My job involves working on a one-to-one basis with children who have moderate learning difficulties. I’ve found that, as a general rule, children become reasonably competent readers long before they become competent writers. This can be for a variety of reasons, but chief amongst them tends to be a poor visual memory which hampers progress with spelling. By the time they get to me, they often get incredibly stressed the second they are asked to pick up a pencil, with some children point-blank refusing to write. Usually I can win them round with carefully structured work, cut and stick activities and using malleable materials like plasticine and pipe cleaners to produce writing. Last year, though, I taught a little boy called Mark who, whilst he made great progress in reading, calmly and cheerfully refused to write. In fairness to the child, he was very dyslexic and was offered no support in class, so he’d learned that it was easier to opt out than to put a lot of effort in only to have his teacher yell at him because his work wasn’t perfect. None of my usual strategies worked and I was starting to get a bit worried. Eventually, when browsing around in Snyth’s one day, I spotted this and thought it might work.
What is it?
If you’re a child of my generation or before, you might remember spending hours colouring in sheets of paper in rainbow hues, rubbing a wax candle over the top, plastering it with thick black crayon and then scraping through the crayon with a butter knife or chopstick to create multicoloured whorls and pictures that showed through the crayon. It was messy, time-consuming and the results were never that great.
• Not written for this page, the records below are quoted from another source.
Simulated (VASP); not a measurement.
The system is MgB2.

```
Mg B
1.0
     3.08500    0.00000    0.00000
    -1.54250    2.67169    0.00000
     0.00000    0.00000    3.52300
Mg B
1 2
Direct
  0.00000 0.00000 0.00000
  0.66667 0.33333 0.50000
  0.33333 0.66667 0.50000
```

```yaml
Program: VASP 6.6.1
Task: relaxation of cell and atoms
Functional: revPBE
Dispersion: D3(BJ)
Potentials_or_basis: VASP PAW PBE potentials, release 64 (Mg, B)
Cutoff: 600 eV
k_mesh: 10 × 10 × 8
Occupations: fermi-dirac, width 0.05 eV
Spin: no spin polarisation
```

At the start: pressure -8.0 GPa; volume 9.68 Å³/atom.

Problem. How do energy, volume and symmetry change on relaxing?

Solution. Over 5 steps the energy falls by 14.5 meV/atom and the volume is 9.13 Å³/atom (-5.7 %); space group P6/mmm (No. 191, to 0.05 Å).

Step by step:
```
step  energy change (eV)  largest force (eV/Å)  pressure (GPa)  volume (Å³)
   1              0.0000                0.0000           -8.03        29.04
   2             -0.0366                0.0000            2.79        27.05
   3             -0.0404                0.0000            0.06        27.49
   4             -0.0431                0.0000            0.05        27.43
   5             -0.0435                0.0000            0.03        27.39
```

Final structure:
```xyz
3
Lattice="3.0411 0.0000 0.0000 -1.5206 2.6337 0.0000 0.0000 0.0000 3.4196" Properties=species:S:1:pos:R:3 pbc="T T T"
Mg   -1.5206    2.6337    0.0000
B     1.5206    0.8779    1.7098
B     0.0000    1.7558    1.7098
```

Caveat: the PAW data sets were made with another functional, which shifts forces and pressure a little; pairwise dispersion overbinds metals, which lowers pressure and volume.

Crayola have obviously realised that modern children have a plethora of gizmos to entertain them and so won’t be arsed to spend ages colouring, waxing and crayoning, so they have produced magic paper which does pretty much the same thing, albeit with the use of a marker rather than a butter knife. Given how pugilistic some of my children are, this is all to the good.
What do you get?
The booklet and two markers come in a sealed bag. It’s wise to try and keep this reasonably intact for storage, as the magic paper doesn’t work as well if it gets wet and the black coating goes a bit funny. Similarly, if the prospect of magic paper has made your little one a bit sweaty-pawed with anticipation, some of the black stuff will transfer onto their hands and get a wee bit sticky. In the booklet are 18 magic pages, plus a page of stencils which are hole-punched in such a way that you can take them out and slot them in front of any page. The stencils in my pack are pleasingly random: a monster face, a swirl, a moose head, a butterfly, a dog, a cat, a palm tree and, bizarrely, a CND symbol.
Is it any good?
The markers provided are nice and chunky and a good size for little hands. The nibs of the pens are thick and sturdy and don’t crush easily, although they will start to pick up the black coating from the pages after a while. I’m not sure what the fluid in them is, but there’s no solvent smell and nor does it irritate skin if you accidentally dab the pen on yourself.